We know what happened next: a Democratic Congress quickly approved the legislation. But what may not be as obvious is that even with the stimulus, current unemployment is far worse than the Obama administration had predicted: it's already 8.9 percent.

In the last few days, a marked-up version of that chart has rocketed around economics and public policy blogs, with some administration critics arguing it showed the stimulus was unnecessary. (For perspective, the stimulus' generous $787 billion is roughly 60 percent of the total revenue that the IRS collects each year from Americans' personal income taxes, or almost seven times the entire GDP of New Zealand.)

Harvard University economics professor Greg Mankiw wrote on Sunday: "In light of the shifting baseline, it is impossible to hold the administration accountable for whether its policies are achieving their intended effects." The conservative Heritage Foundation dubbed it "Obama's growing credibility gap."

Ed Morrissey, a conservative blogger and radio host, argued: "Not only did the stimulus plan not work, the unemployment actually rose faster with the 'recovery plan' in place than the Obama administration predicted unemployment would rise without it."

In fairness to the administration, it's possible that the economy simply was in worse shape in January 2009 than report authors Christina Romer (now chairman of the Council of Economic Advisors) and Jared Bernstein (the vice president's chief economist) believed it to be. While economists are used to dealing with uncertainties, nuances tend to be lost in Washington's political process.

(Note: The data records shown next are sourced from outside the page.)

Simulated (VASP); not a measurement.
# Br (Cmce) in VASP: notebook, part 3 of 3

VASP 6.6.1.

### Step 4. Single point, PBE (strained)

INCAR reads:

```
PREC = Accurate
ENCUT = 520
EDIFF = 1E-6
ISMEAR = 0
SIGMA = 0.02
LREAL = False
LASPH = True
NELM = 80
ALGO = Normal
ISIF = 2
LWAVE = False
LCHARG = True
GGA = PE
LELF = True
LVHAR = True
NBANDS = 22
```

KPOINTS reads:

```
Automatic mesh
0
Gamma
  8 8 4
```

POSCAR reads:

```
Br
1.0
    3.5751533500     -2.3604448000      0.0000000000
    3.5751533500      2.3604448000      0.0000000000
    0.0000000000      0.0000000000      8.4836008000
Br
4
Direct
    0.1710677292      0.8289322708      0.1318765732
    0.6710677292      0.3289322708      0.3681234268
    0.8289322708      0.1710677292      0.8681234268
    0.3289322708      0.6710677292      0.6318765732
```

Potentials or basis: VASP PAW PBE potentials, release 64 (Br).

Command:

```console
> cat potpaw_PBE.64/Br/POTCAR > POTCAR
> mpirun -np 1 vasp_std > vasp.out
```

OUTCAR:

This points to another problem, which is the virtual impossibility of judging whether the stimulus is working or not. Mr. Obama said in February that the legislation "will save or create 3 million to 4 million jobs over the next two years."

The problem: If unemployment rises, the administration can claim that it would have been worse without the stimulus package. If unemployment falls, it can claim that the stimulus worked. That's called having your $787 billion and spending it too.
(CBS)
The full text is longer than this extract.